Detailed Narrative
Q3 FY26 Performance Overview
Heritage Foods reported a consolidated revenue of ₹1,119.2 crores for Q3 FY26, marking an 8% year-on-year growth. Despite this top-line performance, profitability was impacted, with EBITDA at ₹62.9 crores and PAT at ₹34.6 crores. The consolidated EBITDA margin for Q3 stood at 6.2%, while the standalone margin was 5.4%. For the nine months of FY26, the consolidated EBITDA margin was 6.3% and standalone was 5.9%.
Milk Procurement and Pricing Dynamics
The quarter was characterized by an unusual industry supply environment, with Q3 milk procurement volumes declining 9% year-on-year to 16.73 lakh liters per day. Raw milk procurement prices increased sharply by 8.9% year-on-year, outpacing the 4.9% increase in market milk prices (₹2.67 per liter). This led to a 12% decline in gross margin for milk, with the weighted average procurement price for the quarter at ₹45.57 per liter, and ₹46.01 per liter by December end.

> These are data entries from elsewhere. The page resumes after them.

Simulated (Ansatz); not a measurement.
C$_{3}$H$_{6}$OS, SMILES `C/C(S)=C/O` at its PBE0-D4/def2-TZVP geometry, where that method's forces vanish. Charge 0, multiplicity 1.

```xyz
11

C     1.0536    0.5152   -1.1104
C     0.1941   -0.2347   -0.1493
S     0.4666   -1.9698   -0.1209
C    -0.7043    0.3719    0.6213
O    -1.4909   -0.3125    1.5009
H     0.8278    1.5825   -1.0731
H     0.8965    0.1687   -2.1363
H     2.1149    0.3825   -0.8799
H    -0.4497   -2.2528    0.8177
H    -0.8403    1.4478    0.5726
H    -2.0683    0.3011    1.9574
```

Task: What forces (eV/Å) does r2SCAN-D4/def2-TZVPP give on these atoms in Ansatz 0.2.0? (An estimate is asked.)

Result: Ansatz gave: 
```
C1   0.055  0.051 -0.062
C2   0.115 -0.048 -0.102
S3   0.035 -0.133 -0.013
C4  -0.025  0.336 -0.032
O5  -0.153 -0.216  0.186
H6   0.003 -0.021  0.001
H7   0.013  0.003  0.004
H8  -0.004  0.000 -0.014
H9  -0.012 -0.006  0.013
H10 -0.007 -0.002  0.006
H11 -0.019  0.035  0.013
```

Value-Added Products (VAP) Growth and Contribution
Value-added products remained a key growth driver, with VAP revenues growing 22.6% year-on-year and contributing 38% to total revenue, up from 33.8% last year. VAP volumes grew 6.8% year-on-year. Price increases were implemented across categories, with VAP prices up 6.6% (to ₹75/liter from ₹70.40/liter last year) and ghee prices up 15%. However, curd growth slowed to 10% (from a usual 13-14%), and drinkables grew 16% in Q3, attributed to adverse weather conditions. Paneer, however, grew strongly at 30%.
Strategic Capacity Expansion and Future Potential
The company is on track to commission its Hyderabad ice cream plant and flavored milk plant in the current quarter (Q4 FY26). The new ice cream plant has a revenue potential of ₹500-600 crores over 6-7 years, with an expected 40-45% capacity utilization in its first year. The flavored milk plant has a potential revenue of ₹120 crores, with a target to cross ₹100 crores in revenue within the next 4-5 years. Current year's ice cream revenue is estimated at ₹110 crores.
Cost Structure and Operating Leverage
Operating expenses saw an increase, with logistics costs rising from 2.7% to 2.9% of revenue and marketing investments increasing from 1.2% to 1.8% of revenue in Q3 year-on-year. Management highlighted that operating leverage is crucial for margin improvement, which requires strong volume growth (targeting 10-11% volume growth for operating leverage to kick in). A one-time📎 provision of ₹2.778 crores for defined benefit obligations and a GST impact of ₹1.2 crores also affected Q3 profitability.
Farmer Productivity and Market Share
Heritage Foods works with approximately 2 lakh farmers, and has improved average farmer productivity from 7 liters/day to 10 liters/day, with a target to further increase it to 11-13 liters/day. The company holds about 1% market share in the Indian dairy industry. Management emphasized continuous engagement with farmers and timely payments to ensure supply continuity during challenging periods.
Outlook and Margin Normalization
Near-term cost pressures are expected to persist, with raw material prices likely to harden for the next 30-45 days. However, management anticipates margins to progressively normalize, supported by improving supply conditions (especially post the mini-flush season in South India from May onwards), higher VAP contribution, and disciplined execution. The 7-9% EBITDA margin is reiterated as a 'targeted range' rather than a firm guidance, acknowledging the need for further business performance improvement.